Raw caramel slice with a crunchy buckini base 


I’m yet to meet someone who doesn’t like a piece of gooey caramel slice, and this one is sure to please! There is something nice about knowing that I’ve got a stash of yummy things in my freezer ready to be paired with a hot cuppa on a winters night  (although this one never seems to last long in my house!) 

I hope you love this one as much as I do! 


Makes 12 slices 


  • 1 cup of Loving Earth caramelised buckinis (*)
  • 1/2 cup of dried coconut 
  • 2 Tbsp of rice malt syrup
  • 1-2 Tbsp of  water 

Caramel layer –

  • 1/2 cup of cashews (soaked minimum of 4 hours, overnight is best)
  • 7-8 fresh medjool dates 
  • 2 Tbsp of Mayvers tahini 
  • 2 Tbsp of coconut oil 
  • 2 Tbsp of boiling water 
  • A pinch of good quality salt

Top chocolate layer –

  • 1/4 cup of desiccated coconut 
  • 3 Tbsp of raw cacao powder 
  • 2 fresh medjool dates 
  • 3 Tbsp of coconut oil 
  • 1-2 Tbsp of water 
  • 3 Tbsp of Loving Earth chocolate buckins (optional)

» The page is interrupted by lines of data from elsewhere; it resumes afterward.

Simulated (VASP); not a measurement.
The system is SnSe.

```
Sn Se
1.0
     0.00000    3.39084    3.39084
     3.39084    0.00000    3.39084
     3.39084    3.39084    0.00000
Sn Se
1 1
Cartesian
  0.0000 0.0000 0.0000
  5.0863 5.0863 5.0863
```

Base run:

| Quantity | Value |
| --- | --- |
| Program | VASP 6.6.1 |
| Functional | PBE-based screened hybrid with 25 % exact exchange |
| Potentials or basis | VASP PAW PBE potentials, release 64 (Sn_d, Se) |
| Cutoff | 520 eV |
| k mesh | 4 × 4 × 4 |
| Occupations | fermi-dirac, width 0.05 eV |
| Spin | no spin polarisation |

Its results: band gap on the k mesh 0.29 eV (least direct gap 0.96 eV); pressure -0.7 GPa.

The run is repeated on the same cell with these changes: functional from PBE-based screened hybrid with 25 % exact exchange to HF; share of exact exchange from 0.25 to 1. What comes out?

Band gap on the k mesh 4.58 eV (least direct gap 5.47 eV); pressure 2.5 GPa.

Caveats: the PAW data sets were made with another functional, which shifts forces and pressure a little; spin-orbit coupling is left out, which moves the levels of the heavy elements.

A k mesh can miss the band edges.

  1. Line a container/ tin with baking paper. I used a 14cm by 21cm container so anything close to this size will work well. 
  2. Place the medjool dates in a bowl just cover with boiling water. Let them soak while you make the base.
  3. Place buckinis and coconut in food processor and blend on high for about 30 seconds, enough to break the buckinis apart but leave some crunch. 
  4. Add rice malt syrup, blend to combine, then add water one tablespoon at a time. You want the mixture to hold when you pinch it together.
  5. Spread base mixture down in container and place in the freezer while you make the caramel layer. 
  6. Strain the dates (keep the water to use in a smoothie or another recipe)
  7. In the food processor add the dates, cashews, tahini, coconut oil, 2 tbsp of the water the dates were soaking in and a pinch of salt. 
  8. Blend till completely smooth. The mixture should be quite thick, if need be add another Tbsp of coconut oil.
  9. Use a spatula to spread the caramel over the base layer and place back in the freezer.
  10. Add all the ingredients for the top chocolate layer to the food processor and blend untill smooth. 
  11. Use your spatula to spread the chocolate over the caramel layer and top with chocolate buckins (optional) 
  12. Set in the freezer for a minimum of 2 hours.
  13. Keep in the fridge for up to 2 weeks. 

(*) note- If you can’t get caramelised buckinis, plain buckwheat groats will work,  you may just need to add a little more sweetness.